On 2/5/25 05:37, Peter Eisentraut wrote:
> On 29.01.25 07:34, Paul Jungwirth wrote:
>> Is it possible to commit an RI_PLAN_NO_ACTION addition and see if that makes the buildfarm
>> failures go away? Here is a proposed patch for that (v48.1). I would understand if this is too
>> questionable a practice---but it would be nice to get sufficient test exposure to see if it makes
>> a difference. Since I still haven't reproduced this locally (despite running continuously for
>> almost a week), it's not an experiment I can do myself. If it *does* make the failures go away,
>> then it suggests there is still some latent problem somewhere.
>
> I'm tempted to give this a try. But the cfbot is currently in a bit of a mess, so I'll wait until
> that is clean again so that we can have a usable baseline to work against.
Okay, thanks! I've been spending some more time on this, but I haven't made much progress.

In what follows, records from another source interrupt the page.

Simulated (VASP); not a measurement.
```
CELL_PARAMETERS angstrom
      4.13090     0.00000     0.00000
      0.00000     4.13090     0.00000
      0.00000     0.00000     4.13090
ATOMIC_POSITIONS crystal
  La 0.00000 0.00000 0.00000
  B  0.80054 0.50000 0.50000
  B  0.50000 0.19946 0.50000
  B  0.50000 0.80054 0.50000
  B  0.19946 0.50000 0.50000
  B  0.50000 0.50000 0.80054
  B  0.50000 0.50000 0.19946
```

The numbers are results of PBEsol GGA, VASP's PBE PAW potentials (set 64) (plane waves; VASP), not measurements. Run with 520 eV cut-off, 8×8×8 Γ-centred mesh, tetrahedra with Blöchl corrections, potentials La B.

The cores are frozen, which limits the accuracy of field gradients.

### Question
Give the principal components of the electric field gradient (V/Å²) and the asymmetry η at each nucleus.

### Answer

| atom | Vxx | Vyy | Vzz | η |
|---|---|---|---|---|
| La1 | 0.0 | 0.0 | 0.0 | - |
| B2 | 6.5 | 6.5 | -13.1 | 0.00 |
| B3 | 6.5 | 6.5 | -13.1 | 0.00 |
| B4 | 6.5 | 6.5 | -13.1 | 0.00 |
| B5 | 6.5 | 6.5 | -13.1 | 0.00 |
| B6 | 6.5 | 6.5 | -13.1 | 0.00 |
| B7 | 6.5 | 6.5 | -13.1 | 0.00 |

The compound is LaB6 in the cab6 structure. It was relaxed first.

It's surely not as simple as just oid wrapround. Here is a bpftrace script to show when we change
TransamVariables->nextOid:
BEGIN {
@setnext = 0
}
u:/home/paul/local/bin/postgres:GetNewObjectId {
@newoids[tid] += 1
}
u:/home/paul/local/bin/postgres:SetNextObjectId {
@setnext += 1
}
When I run this during `make installcheck` I get only 29608 total calls to GetNewObjectId, and none
for SetNextObjectId.
I've also been looking at the dynahash code a bit. With gdb I can give two constraint oids a hash
collision, but of course that isn't sufficient, since we memcmp the whole key as well.
Last night I started looking at ri_constraint_cache, which is maybe a little more interesting due to
the syscache invalidation code. A parallel test could cause an invalidation between lines of the
without_overlaps test. Getting the wrong riinfo could make us treat a RESTRICT constraint as NO
ACTION. But I don't see any way for that to happen yet.
I have too much confidence in the Postgres codebase to really expect to find bugs in any of these
places. And yet I don't see how 1772d554b0 could make a RESTRICT test fail, since all its changes
are wrapped in `if (is_no_action)`---except if the RESTRICT constraint is somehow executing the NO
ACTION query by mistake.
Anyway I'll keep at it!
Yours,
--
Paul ~{:-)
pj@illuminatedcomputing.com